Defining your Business Vision - a guide

Some business owners know they need a vision but don’t know where to start. Some have a vision but have never articulated it clearly. Some have a vision but wonder why it doesn’t seem to help. We designed this guide to help business owners define a powerful business vision.

But before we get into the guide, let’s start with another place you may be as a business owner in relation to defining your vision - why bother? It can seem like a lot of work. Some of us may even have negative associations with the exercise with experience in the corporate sphere where the mission statement may be little more than a nice slogan.

why your vision matters

The bottom line with why vision matters is that there is a direct connection between vision, energy and action.

Almost all businesses start with excitement and a whirlwind of action.  Why?  

  • Is it because the person is getting paid a lot of money?  No, probably they have never been so badly paid in their lives.

  • Is it because there are incredible deadlines to meet?  Almost never. The business launches when the business owner wants.

  • Is it because everyone is cheering from the sidelines?  No. Hopefully the business owner has had a few encouraging messages but just as likely there is a Greek chorus of worry and questions.

The answer of course is that at that moment the business owner is very connected to their vision.  

This is just human nature.  The future we see coming at us has much more say about our mood, our spirits in the moment than what is happening in the moment and at the moment of getting going the business owner is excited about what they can see in the future.

Holidays are another good demonstration of this phenomenon. You may be in rainy London with a hundred emails to answer but if you are going on holiday that evening, rather than feeling down and stressed, you are almost certainly excited and in a frenzy of action.

And equally on the last day of holiday sitting on the beach in the sun with a cocktail in hand, the mood will be sombre thinking about rainy London and the emails to come.

The point is that the future we see coming towards us gives us our mood and our mood massively affects our actions and the likelihood of their success.

So business owners need a vision, an exciting future they see as possible that will get them out of bed in the morning. In the end that same vision is also important to everyone else, your staff, your customers and even your suppliers. When everyone is excited by that you will fly, without that you will struggle to get off the ground.

your vision

Step 1 in our process is for us to find a vision for ourselves that is exciting.  If we are not excited about anything in our business, heaven help us trying to get anyone else to be.

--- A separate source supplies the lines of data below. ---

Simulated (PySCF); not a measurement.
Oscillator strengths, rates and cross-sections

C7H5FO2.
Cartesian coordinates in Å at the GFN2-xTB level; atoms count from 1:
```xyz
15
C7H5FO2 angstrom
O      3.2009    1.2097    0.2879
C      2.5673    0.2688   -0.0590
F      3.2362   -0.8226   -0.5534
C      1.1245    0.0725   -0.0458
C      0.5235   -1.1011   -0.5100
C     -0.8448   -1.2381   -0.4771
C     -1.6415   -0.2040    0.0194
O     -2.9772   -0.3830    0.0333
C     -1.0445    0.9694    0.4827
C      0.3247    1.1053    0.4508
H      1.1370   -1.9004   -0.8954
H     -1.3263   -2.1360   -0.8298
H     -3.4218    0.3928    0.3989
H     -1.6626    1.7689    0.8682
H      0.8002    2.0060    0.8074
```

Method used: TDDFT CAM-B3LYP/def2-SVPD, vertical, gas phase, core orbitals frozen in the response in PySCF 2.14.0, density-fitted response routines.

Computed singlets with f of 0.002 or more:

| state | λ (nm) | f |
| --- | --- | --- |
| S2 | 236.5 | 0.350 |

That doesn’t mean we need to be someone who can talk passionately for hours about our business.  Some people are extroverts, some are not.  What matters is that we are excited.  That excitement, the belief in what we are doing will communicate in a million ways whether or not we bend people’s ear or not.

So a vision that makes us excited is extremely important although as we will see that is not sufficient.

At the most basic level it is a picture for what our life looks like, where we live, what we wear, where we go on holiday, who is with you, what we are doing.  

Some of parts of this will not be relevant to your business but some most definitely are and it is very important that the vision includes:

Money - You need to know how much money you need your business to provide.  Therefore we need to answer questions such as:

  • How much money does the business need to provide you on a monthly basis for you to feel it is worth the time, hassle, risk?

  • How long are you prepared to wait for it to get you to that place?

  • How much does the business need to provide when you exit?

Time - A business can eat up your life so we need to define:

  • How much time is it ok for you to work in the business?

  • How long are you prepared to wait before you are free of it?

Fulfilment - If your business gives you time and money but no fulfilment in what you are doing and what is getting accomplished in the business, it will never work.  The business needs to inspire us.

The purpose, the mission of the business needs to flow from the purpose that inspires you and in a way the money and the time follow on from that.

There are many ways to approach defining what fufills you but the one we recommend is to identify your individual purpose in life by looking at your purpose in the sense of your function.

For example the purpose of a cup is to hold water. The purpose of sellotape is to stick things together. Our standpoint needs to be that we have a unique purpose in the world and to define that.

This purpose is not a job title or profession. It is not a job description. It is about how you make a difference in the world. A good way into this is the recurring positive themes in your life - like creativity, nurturing, challenge or fun. Your purpose will be related to the common thread that you keep bringing to the party.

When I did this work I was lucky enough to work with business coach, Gabriel Flores*, who instructed me to formulate this purpose for my life in the following format:

I am a __________ for ____________________.

In the first part I was invited to define a role for myself - leader, partner, stand for and in the second my purpose.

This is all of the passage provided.